AIP-57 Refactored SLA Feature

Status

State	Draft
Discussion Thread	https://lists.apache.org/thread/kn1rb9l70jk16j83fycp68l2g70wnhzl https://lists.apache.org/thread/kj33fwd9otbbm52my9j3y39rp547g0n5 https://lists.apache.org/thread/l2ho7w18d11vcnon7dxoxghzxhtjw5hf (Multiple threads were created on the topic)
Vote Thread
Vote Result Thread
Progress Tacking (PR/GitHub Project/Issue Label)
Date Created	$action.dateFormatter.formatGivenString("yyyy-MM-dd", $content.getCreationDate())
Version Released
Authors	Sung Yun

Motivation

We often need to guarantee that a job is finished by a certain deadline. This concept is loosely defined as an ‘SLA’. In the scope of scheduled jobs, an SLA usually is referred to relative to the expected start time of the job. While the current SLA feature evaluates the event of missing an SLA correctly according to this definition, it is more of a misfeature due to the following list of problems.

The original discussion was carried out on the detailed Google Doc.

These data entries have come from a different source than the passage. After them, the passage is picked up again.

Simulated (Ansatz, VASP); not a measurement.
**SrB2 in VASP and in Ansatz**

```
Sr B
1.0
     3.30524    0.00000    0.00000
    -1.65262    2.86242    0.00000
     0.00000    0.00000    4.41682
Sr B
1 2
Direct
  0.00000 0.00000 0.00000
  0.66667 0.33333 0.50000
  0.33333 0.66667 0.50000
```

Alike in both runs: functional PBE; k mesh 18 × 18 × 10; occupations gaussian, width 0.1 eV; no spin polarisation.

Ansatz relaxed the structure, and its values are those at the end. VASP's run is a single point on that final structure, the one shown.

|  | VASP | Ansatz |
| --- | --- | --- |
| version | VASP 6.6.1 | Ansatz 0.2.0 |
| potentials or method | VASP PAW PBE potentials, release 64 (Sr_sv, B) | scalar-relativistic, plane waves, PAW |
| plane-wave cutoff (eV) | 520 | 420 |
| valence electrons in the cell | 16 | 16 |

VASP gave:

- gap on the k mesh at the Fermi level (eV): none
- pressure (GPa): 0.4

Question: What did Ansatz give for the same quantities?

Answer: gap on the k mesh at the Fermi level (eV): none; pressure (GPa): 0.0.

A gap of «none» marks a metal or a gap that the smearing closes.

Problems in the Current State

Sla_miss_callback only executes when the task is in SUCCESS or SKIPPED state. This means that if the task has not succeeded in the first place, due to it being blocked, or is still running, or is yet to be scheduled, the sla_miss_callback is not executed. This is a detrimental misfeature of the existing SLA implementation, as users often want to use SLA for delay detection, to enable them to investigate any possible issues in their workflow pre-emptively.
SLA is defined as a timedelta relative to the dagrun.data_interval_end based on the timetable of the scheduled job. Some DAGs are triggered externally either manually or via a Dataset, meaning they don’t have a fixed schedule or start time preventing the evaluation of an SLA miss.
Sla_miss_callback is an attribute of the DAG, but the SLA’s are defined as attributes of the individual tasks. This is counterintuitive, and does not allow users to run callbacks that are customized at the task level if deadlines are missed.
The current implementation triggers the parsing of dag files when an sla_miss_callback is sent to the DagFileProcessor. This means that if an sla is defined within a dag, we may end up parsing the dag file more frequently than at the frequency defined by min_file_process_interval because the sla_miss_callbacks are sent to the DagFileProcessor at every time dag_run.update_state is called. This is especially bad for sla_miss_callbacks compared to the other dag level callbacks, because sla_miss_callback is requested everytime we examine and attempt to schedule the dagrun, even if there are no state changes within the dag.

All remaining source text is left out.